No, singing along to the N-word in a rap song doesn’t make you racist.

Christian Butler

Topics Culture

Being invited on stage at a concert to perform with your favourite pop star would be a dream come true for most teenagers. But for one Kendrick Lamar fan in Alabama, it quickly turned into a nightmare.

At the Hangout Festival in Gulf Shores last week, Lamar invited a white fan called Delaney to perform his song ‘M.A.A.D. City’ alongside him. When she sang the song’s hook, which features repeated use of the N-word, the crowd booed her and Lamar stopped the performance. ‘Am I not cool enough for you?’, she asked the crowd. Lamar asked her to cut out the N-word. She apologised and said she had only been rapping it as he wrote it. He let her have a second attempt at the track, even though the audience had turned against her.

This strange incident has reopened the debate over whether white people should say the N-word – and even whether black people should say it. Some are virtuously telling us not to bother with this discussion, ‘because it’s 2018’, and apparently this matter was resolved by some unknown authority long ago. But these people are being disingenuous; they overlook the nuances of the N-word, and the fact that its use in rap in particular is still being widely debated.

Lamar often invites white-majority audiences to sing ‘M.A.A.D. City’ en masse. Not only does their singing of the N-word not seem to bother him, but he often asks them to sing it again, louder this time. Perhaps he only interceded with Delaney because of the crowd’s negative reaction to her.
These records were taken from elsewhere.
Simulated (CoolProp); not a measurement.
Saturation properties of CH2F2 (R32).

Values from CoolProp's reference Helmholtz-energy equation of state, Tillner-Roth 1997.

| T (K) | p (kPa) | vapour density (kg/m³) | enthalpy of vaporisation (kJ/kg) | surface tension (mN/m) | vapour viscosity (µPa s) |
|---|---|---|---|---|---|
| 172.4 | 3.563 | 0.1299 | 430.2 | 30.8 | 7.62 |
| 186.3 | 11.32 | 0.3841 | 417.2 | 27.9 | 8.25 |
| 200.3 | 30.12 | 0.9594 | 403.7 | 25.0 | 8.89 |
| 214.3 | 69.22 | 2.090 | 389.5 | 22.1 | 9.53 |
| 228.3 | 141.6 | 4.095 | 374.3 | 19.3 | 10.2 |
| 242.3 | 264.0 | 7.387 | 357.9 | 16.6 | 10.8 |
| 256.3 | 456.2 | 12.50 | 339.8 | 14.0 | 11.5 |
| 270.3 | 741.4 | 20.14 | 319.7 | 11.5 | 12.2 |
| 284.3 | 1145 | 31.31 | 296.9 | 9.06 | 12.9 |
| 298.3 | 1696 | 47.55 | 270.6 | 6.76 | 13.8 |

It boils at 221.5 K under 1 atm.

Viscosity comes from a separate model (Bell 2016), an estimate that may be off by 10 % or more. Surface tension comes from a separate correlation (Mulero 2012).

Pop music is meant to transcend social differences. But this controversy seems driven by an identitarian belief that perhaps pop should create divisions within its own fanbase – so that some people can sing a song but others can’t – in order to prevent the giving of offence. Singing along, pop’s ultimate communal experience, is suddenly recast as ‘problematic’. This leads to audience segregation. Is Lamar meant to accept that there are large parts of his audience that cannot sing along with him at gigs? They can buy the album, and tickets for the show, but they can’t repeat his own lyrics back to him?

Many commentators have suggested this is the necessary consequence of rappers choosing to reclaim the N-word. So perhaps, they say, it shouldn’t be used by anyone, including black rappers. The NAACP once even staged a funeral for the N-word, complete with a horse-drawn carriage carrying a coffin with ‘nigga’ written on it. Apparently, individual African-Americans don’t need to make up their minds for themselves about the word’s use – the NAACP has already buried it on their behalf. And yet, 10 years on from that mock memorial, the word is as prevalent as ever.

Major white musicians have used it. There’s John Lennon’s ‘Woman is the Nigger of the World’. Elvis Costello’s biggest hit, ‘Oliver’s Army’, contains it. Even if you believe their lyrics are clumsy, you can’t deny that these musicians used the word to make a serious point, not to be casually racist. Randy Newman used the word to relentless, scathing effect on ‘Rednecks,’ one of his many songs that satirises irrational prejudice.

And yet, rather as with Mark Twain’s writing, the very fact that the N-word has been used by these people can lead to accusations of racism. What gets lost here is context. Delaney was not being racist when she sang Lamar’s N-word-peppered lyrics, just as the vast majority of rap fans aren’t when they sing along to this and other words. Context counts for little, it seems, in this censorious era. Instead, words are imbued with an extraordinary power and everyone is reduced either to a perpetrator of prejudice or a victim of it.

As upsetting as the N-word remains for many people, the fact is that the new taboo some are trying to create around it could actually increase its power to offend. It doesn’t stop true bigots from using it, and it could actually make them feel emboldened. When Lenny Bruce famously used the word in a comedy routine, over and over, he did so from a belief that the stigma around slurs can only be destroyed by using a word more often. As the Lamar incident shows us, suppressing the N-word leads to more division, not less.